SEGA and High Voltage Software’s Captain America: Super Soldier for the Nintendo 3DS comes a cropper about three levels in, when you realise that the formula of stomping through corridors, reaching a large room full of scaffolding, taking out a group of bad-guys, climbing scaffolding and fighting a boss will be a rinse and repeat process until the final credits roll.
It’s an exhausting game to play; repetitive action coupled with a camera that should really have had top billing as the game’s villain conspire to turn every patriotic footstep into a teeth-gnashing chore.
If Captain America: Super Soldier were to be judged solely on the sum of its parts, then what we have here is a resounding success story. A third-person action-adventure that sidesteps the plot of the recent (and actually quite good) movie, offering nine levels of varying interest with objectives, side-missions and challenges, as well as plenty of enemies to dish out justice to.
When it came to creating something palatable with these ingredients however, it would appear that High Voltage Software wasn’t quite in the mood to create a carefully layered trifle – pleasant to look at, with each bite granting a new sensation – and instead took a blender to the lot of it, pouring it into a pint glass and whacking on a price tag. The only garnish is a red, white and blue cocktail umbrella that seems to say, “Look at me, I’m a super-hero game, and therefore good!”
Actually boasting of super-heroism in a video game, rather than mumbling it embarrassingly then quickly changing the subject is a fairly new trend thanks to the critical and commercial success of a certain Dark Knight and, to a slightly lesser extent, Spider-Man, the Cap’s Marvel stable-mate. Indeed, Captain America: Super Soldier has been keeping an eye on these comic-book-to-game success stories and, as a result, has bagged itself a move-set eerily familiar to anyone who has played either Batman: Arkham City or the recent Batman: Arkham Asylum.

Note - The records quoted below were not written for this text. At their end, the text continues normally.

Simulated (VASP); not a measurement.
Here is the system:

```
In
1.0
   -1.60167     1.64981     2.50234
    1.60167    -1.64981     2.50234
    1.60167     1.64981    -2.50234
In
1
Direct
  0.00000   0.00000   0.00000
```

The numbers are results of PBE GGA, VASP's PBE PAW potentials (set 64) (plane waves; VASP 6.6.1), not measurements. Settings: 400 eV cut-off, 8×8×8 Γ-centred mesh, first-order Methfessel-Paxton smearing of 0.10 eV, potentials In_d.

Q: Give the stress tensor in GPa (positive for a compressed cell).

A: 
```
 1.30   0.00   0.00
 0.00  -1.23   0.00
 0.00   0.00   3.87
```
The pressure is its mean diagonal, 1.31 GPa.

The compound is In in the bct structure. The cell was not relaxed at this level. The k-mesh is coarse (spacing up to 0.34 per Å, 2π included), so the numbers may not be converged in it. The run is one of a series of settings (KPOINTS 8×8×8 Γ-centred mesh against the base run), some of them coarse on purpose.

At various points throughout the game, the good Captain will find himself in a large room containing a handful of henchmen. A casual stroll to the rear of your first victim results in a large ‘X’ floating above his head. This is your cue to execute a one button take-down that, rather humorously the first time and more variety in this respect would have been welcome, begins with the Captain tapping the enemy soldiers shoulder to rather sportingly get his attention. One almighty sucker-punch later, and the whole room is onto you. Surrounded by baddies, Captain America does what comes naturally and well-timed presses of the A button deploy a barrage of blows that soon clears the room. Should the Star-spangled Avenger miss a trick and drop his guard, the faithful ‘X’ once again appears above the opportunistic baddie allowing Cap to counter with a spandex elbow to the mush.
One-button gang fights such as this are frequent and make up the majority of the optional challenges that are littered about the game’s locations. It’s such a shame then, that these throw-downs are blighted by a slow-moving hero who, despite High Voltage Software’s best intentions, misses more than he hits, making the stringing together of combos – a necessary element if you want to upgrade Cap’s abilities – extremely difficult and frustrating.
Stars earned from sufficiently large combo strings can also be found in limited amounts in various *Yawn* crates and barrels. Stick around after a fight to experience Captain America’s inner destructive 8-year-old’s contempt of his surroundings; smashing vases and generally using his projectile shield in very unheroic ways. It’s moments like this that break the flow of the game and snip the strings that are suspending your disbelief. The mere presence of a crate in a video game, let alone having to hit it twice to spill its treasures, is time wasting fluff and a sure sign that the developer had run out of ideas.
Now, about that camera. Much of Captain America: Super Soldier takes place indoors, with only a few boss fights in large, open spaces. There are a lot of corridors to bound through, often blocked by rifle-wielding baddies, and a lot of reasons to turn on your heel and go back the way you came. The last thing you need in these situations, then, is a camera that behaves about as well as an untrained puppy; pulling you in directions you don’t want to go, blocking your path, and generally misbehaving. The only thing this camera doesn’t do is warp into your helmet or try to hump Red Skull’s leg. Walking the Cap down a hallway where a choice of directions is presented, the freedom to sneak a look down each corridor is taken from you as the camera swoops around and says, “This way!”, tugging a virtual lead and making simply walking in a straight line as challenging for Captain America as it is for a drunk driver on COPS.
Captain America: Super Soldier’s woes are difficult to forgive. Sub-PlayStation 2 visuals, repetitive action, a frustrating camera, unintuitive controls (aiming your shield with the touch-screen to target switches and distant enemies is unnecessarily clumsy, and I desperately wanted to use the Circle Pad instead) and an archaic approach to earning upgrades makes this a title for absolute die-hard Captain America fans only. More importantly, we know that the Nintendo 3DS is far more capable than what is offered here, from titles such as Kid Icarus: Uprising or Resident Evil: The Mercenaries 3D.
However, there is plenty to do here. The combat based side challenges are compelling and they, at least, extend the life of the game by unlocking the competitive beast that lies in all of us – we like to beat out own high scores/fastest times! Your endurance unfolds a classic World War II plot with a few surprising guest appearances, but perseverance is key. The final boss is Captain America: Super Soldier‘s saving grace. Without giving too much away, High Voltage Software makes you wait until the very end before it delivers something worth cranking up the 3D slider for.
It’s a final dose of Super Serum that should have been injected in the cartridge from the first level, yet, regrettably, the journey there is oh-so mediocre.